Jeff Brohm took a Gatorade bath on Saturday. The first-year Louisville head coach led the Cards to a 10-1 start and the program’s first ever ACC Championship Game appearance. Sunday evening he told his players to leave that memory in the distant past.
“We had to explain to our team yesterday in a lot of different ways that it needs to be erased for a full week. The full focus needs to be on this game because, in my opinion, this is the most important game of the rest of the season,” Brohm said Monday morning.
“We can talk about it all we want, this is the most important game. Our guys need to understand that preparing and trying to win this game needs to be the complete focus. If we want to make our fans happy, give them a good Thanksgiving, we need to go win that game.”
Running backs coach Chris Barclay, one of a handful of Louisville natives on the Cards’ coaching staff, took it one step further. “There’s no doubt about it. This is the Super Bowl,” he said. “We’re well aware of the ramifications of this game.”

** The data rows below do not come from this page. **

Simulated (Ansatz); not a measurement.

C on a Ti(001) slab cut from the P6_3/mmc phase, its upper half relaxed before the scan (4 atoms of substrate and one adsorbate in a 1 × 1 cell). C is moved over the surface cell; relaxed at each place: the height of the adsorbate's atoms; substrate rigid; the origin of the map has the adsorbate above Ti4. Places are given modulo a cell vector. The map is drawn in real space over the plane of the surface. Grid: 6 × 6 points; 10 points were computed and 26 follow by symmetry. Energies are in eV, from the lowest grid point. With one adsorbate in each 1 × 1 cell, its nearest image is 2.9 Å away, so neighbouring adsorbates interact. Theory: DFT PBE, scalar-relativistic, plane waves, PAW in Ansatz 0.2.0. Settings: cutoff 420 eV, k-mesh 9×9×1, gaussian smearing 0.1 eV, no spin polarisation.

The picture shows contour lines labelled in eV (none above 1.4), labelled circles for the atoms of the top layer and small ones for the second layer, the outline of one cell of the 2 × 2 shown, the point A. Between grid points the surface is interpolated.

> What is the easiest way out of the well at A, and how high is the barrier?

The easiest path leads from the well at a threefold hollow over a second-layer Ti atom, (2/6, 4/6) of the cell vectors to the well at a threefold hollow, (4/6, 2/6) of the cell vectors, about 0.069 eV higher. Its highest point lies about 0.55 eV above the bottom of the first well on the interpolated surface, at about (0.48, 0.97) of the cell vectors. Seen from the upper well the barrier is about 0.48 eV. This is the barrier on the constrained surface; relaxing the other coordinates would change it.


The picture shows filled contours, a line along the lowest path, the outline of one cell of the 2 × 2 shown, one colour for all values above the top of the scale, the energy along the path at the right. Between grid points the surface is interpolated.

This is not simply pregame bluster. Brohm has stressed the significance of retaking the Governor’s Cup since he took the job in December, and reiterated it multiple times over the summer. Mark Stoops shared a similar sentiment then and now.
“I would desperately like to keep that trophy here. It’s been here for a while and I hope it stays here,” said the Kentucky head coach. “But this is one heck of a football team and this is a new year. You also know how I feel about years past, records and all that crap. You know what I mean? Let’s worry about this game, this year. It’s a brand new game and it’s an important one to both teams.”
Brohm has Proven Track Record in Rivalry Games
This will be Jeff Brohm’s first Governor’s Cup as the Cards’ head coach, but he has experience in the rivalry. The instate series did not resume until after his playing days, but he was on the sideline for six years as an assistant coach. He was a part of four wins with Bobby Petrino and two losses on Steve Kragthorpe’s staff.
During his time at Western Kentucky and Purdue, he lost one 3-point game in each rivalry game. In 100 Mils of Hate (Middle Tennessee State) and the battle for the Old Oaken Bucket (Indiana), he combined for six wins with a 17-point average margin of victory. However, Brohm lost his only game against an Indiana team with a winning record.
“I take it seriously. Rivalry games mean a whole lot to me. I’ve been a part of it, we’re going all the way back to high school days, and even in college. I understand that it’s more about our team playing the other team, said Brohm.
“It’s about the entire city, community and state and fanbases, wanting to go out there and compete and hope that their team wins. This can make a lot of people happy, or can make a lot of people sad. As a player, you don’t want to make your fans sad and make them mad, so we’ve got to try to get what they want. In order to do that we have to understand first, the challenge that’s ahead, which is a really good, talented football team. And we have not been able to beat them here in the recent past. In order to do that, we’re going to have to play better and play really good football.”
Brohm is 100% correct. Louisville has not defeated Kentucky at home since Bobby Petrino got in a pregame fight back in 2014, Mark Stoops’ second season. In the last four games Kentucky has outscored UofL 179-57, winning by an average of 30.5 points per game.